It’s like saying what takes the most skill, rugby or football. They are different sports that just happen to use a ball. Doesn’t mean they are comparable.
Nowadays I mainly ride road, fitness has always been important to me, but I still enjoy getting out on the mountain bike. I’ve raced crits, road races, XC and CX. Road racing is probably the easiest to come to terms with quickly. A lot of people on here are happy to ride black downhill but may have never been in a fast moving peloton doing 30mph inches away from the handlebars of the next rider and the wheel in front. It takes time to learn how to ride safely in a fast group while you are above threshold (and I don’t mean a club run on a Sunday with your mates).
I’d say that at the amateur level most roadies have decent bike handling skills, because as I mentioned earlier, we tend to do lots of different disciplines throughout our lives.
I’ve never done trials or BMX so can’t really comment, but looks even further removed from what I consider cycling. Probably similar to saying what is harder, dressage or the grand national?
if you can ride a bike across some hills and fields then that is essentially XC
What the actual f?
NO-ONE rides around fields, this hasn't happened since the 90s if it ever did.

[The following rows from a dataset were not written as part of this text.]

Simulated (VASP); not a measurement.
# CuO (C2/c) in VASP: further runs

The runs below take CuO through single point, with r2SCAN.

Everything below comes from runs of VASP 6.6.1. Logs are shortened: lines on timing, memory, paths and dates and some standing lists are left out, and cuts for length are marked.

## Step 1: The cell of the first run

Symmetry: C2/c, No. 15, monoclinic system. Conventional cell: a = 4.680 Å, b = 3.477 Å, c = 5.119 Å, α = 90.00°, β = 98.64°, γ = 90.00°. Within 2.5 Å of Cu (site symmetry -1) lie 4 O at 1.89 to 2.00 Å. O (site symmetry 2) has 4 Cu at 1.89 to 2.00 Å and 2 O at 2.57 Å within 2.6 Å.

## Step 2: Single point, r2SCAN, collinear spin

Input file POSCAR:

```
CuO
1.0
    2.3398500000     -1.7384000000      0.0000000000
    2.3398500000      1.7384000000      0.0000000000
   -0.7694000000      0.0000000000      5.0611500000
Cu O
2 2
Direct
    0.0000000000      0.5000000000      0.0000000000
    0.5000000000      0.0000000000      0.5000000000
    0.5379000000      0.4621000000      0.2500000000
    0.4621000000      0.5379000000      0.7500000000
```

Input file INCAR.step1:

XC race courses are loads of tight twisty singletrack, generally. Stop imagining yourself as a rufty tufty cool 'trail' rider and all these XC mincers trundling around a field (that's Cyclocross).
What people call 'trail', that's XC.
I do think people forget that roadies are also from other disciplines as well. We don’t just pick up a road bike and ignore all other cycling
It doesn't matter what other riding they do. They use less skill road racing than they would riding dh. Or splashing through puddles.
Or splashing through puddles.
Bloody tough, that...
It doesn’t matter what other riding they do. They use less skill road racing than they would riding dh. Or splashing through puddles.
Yep, put cycling pjs on, get on big full susser, ride for five minutes, maybe pedal, picking a line, drink a red bull. Tbf that’s a bit more skilful than xc which is trundling around a field.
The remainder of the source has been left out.